Obviously, this is not a “one size fits all” situation. Each organization is weighing its options.

Normal wasn’t working. We must not think of it in terms of pushing a button and going back to the way things were.  — John Kerry

If your organization is still on the fence, consider the questions below. They might help you choose the best solution for your organization.

Part 1: What do our people think?

  • How do our employees feel about how they’ve been working?
  • What is their ideal work setting?
  • Have we asked them?
  • How can we engage employees in examining the options and choosing a solution?
  • How will we communicate and implement a work model change?

Part 2: What are the possibilities?

  • Does the work environment have to be one way or another?
  • Have we considered all options?
  • Can we let departments, functions, teams, or individuals decide what works best for them?

Part 3: How does remote work serve us?

  • What are the benefits for continuing to work remotely?
  • What’s the down side? What’s been missing since we’ve gone remote?
  • What are the business outcomes of remote work?
  • Are customers impacted by remote work?
  • How do our shareholders view remote work?
  • Have we enabled our people to be successful in a remote setting?
  • How do we ensure teamwork if we’re remote?
  • How is our culture impacted if we don’t work with each other in the office?
  • What tools, infrastructure, and support enable employees to flourish in a remote environment?
  • What did we learn about remote work during the last two years?
  • Did we make assumptions that our people know how to work remotely?
  • Are there certain employee behaviors and skills that enable successful remote work?
  • Will our recruiting and development change based on new skills or behaviors?

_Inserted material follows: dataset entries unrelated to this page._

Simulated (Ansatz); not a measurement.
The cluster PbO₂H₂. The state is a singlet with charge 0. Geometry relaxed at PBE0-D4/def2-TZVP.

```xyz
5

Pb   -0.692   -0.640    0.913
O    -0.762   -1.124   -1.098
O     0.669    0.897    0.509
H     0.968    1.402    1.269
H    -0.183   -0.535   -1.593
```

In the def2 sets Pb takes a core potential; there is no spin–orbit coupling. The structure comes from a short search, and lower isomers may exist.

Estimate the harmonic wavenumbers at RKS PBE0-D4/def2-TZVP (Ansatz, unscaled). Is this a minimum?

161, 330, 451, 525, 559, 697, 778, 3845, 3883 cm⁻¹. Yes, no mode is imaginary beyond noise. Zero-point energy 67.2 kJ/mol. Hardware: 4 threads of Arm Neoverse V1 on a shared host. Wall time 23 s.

Part 4: Should we return to the office?

  • What are the benefits of working in the office?
  • What is the downside of in-person work?
  • What are the business outcomes?
  • How do we ensure we don’t lose those people who would prefer to work remotely? How can we incentivize them?
  • If we decide to return to the office, are there certain business events that might drive our timing?
  • If we return to the office, do we have proper safety protocols in place?
  • Do we have healthcare professionals on-site? Do we have enough healthcare professionals on-site?

Part 5: Could a hybrid model work for us?

  • What are the benefits of working in a hybrid model?
  • What is the downside of a hybrid model?
  • What are the business outcomes?
  • What does a hybrid work environment look like?
  • Does hybrid mean certain roles work from the office and others work remotely? If so, how will we determine which roles should work from the office?
  • Does hybrid mean certain activities happen in the office and other activities happen remotely? If so, how do we make those decisions?

Wherever these questions lead your organization, grant your leadership and your employees some patience during these uncharted times. Have faith that, together, you will find the model that works for you.